In January 2012, the federal government of Nigeria gave its citizenry a New Year gift: the removal of the petrol subsidy. The President of Nigeria, Dr Goodluck Ebele Jonathan, had suggested 2012 as when the subsidy might be removed, but it came as a shock when he implemented the decision on the first day of January. In response, the citizens have through the Nigeria Labour Congress, Trade Union Congress, professionals associations, activists and celebrities expressed their displeasure.
The past week has seen a nationwide strike and a series of peaceful protests. This strike action, which began on January 9 2012, has crippled the nation's economic activities. Protests meanwhile have recorded the highest turnout in the history of public demonstrations. The effects of the removal of the subsidy is an escalated cost of living as feeding, doing business, transportation, education and other things that depend on electricity become more expensive. This is because most facilities have to utilize petrol-dependent generators in the absence of reliable power from the nation's public utility company.

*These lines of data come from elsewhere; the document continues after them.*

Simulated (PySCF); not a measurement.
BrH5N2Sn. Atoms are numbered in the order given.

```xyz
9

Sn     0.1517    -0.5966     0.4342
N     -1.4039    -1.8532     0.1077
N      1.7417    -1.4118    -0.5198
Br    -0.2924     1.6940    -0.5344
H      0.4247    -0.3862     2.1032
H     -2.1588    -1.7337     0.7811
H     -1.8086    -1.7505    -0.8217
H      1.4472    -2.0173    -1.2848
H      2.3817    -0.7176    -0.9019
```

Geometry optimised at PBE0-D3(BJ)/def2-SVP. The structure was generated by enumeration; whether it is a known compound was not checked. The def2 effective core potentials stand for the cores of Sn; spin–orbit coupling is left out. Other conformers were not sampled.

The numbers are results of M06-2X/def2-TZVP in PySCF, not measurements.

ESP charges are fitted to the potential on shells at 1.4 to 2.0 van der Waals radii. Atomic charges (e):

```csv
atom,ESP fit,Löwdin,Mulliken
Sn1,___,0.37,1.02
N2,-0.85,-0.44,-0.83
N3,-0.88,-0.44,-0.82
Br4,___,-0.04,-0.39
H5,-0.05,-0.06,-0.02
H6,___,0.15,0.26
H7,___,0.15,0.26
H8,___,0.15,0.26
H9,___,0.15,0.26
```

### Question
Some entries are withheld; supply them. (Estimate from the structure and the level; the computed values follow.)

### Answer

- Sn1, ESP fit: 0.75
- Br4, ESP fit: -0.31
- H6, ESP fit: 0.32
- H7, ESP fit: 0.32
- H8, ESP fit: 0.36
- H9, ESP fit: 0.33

Though many have serious complaints about the effects of the subsidy removal on their livelihoods, protesters say they are also concerned about corruption, the high cost of governance and growing terrorism. The protesters also complained about the high incomes of government officials and the costs of running a government in Nigeria being higher than those of many developed countries in the world.
On Christmas day in 2011, the Boko Haram terrorist group bombed a group of Christians as they worshipped in churches and still, in 2012, it has not relented. Though not unconnected to politics, some citizens have claimed that the Nigerian government under the leadership of the President is too weak to extinguish the terrorist group. As such, their cry is to have him removed, much like the subsidy itself.
Spokespersons of the government in turn have justified the removal by saying that gangs have been selfishly looting the subsidy disbursement and its removal was the only solution because the cabals of corrupt persons concerned were untouchable.
The demonstrations remain remarkable because they involve an exceptional number of participants. Youths, who are concerned about their future, trooped out en masse to join the protesters nationwide. Unlike previous times, the involvement of so many Nigerians, regardless of their economic status, is an unusual feature of the January protests. The Nigerian citizens have proven that the people of any country matter and that demanding accountability and transparency from national leaders is a civic responsibility.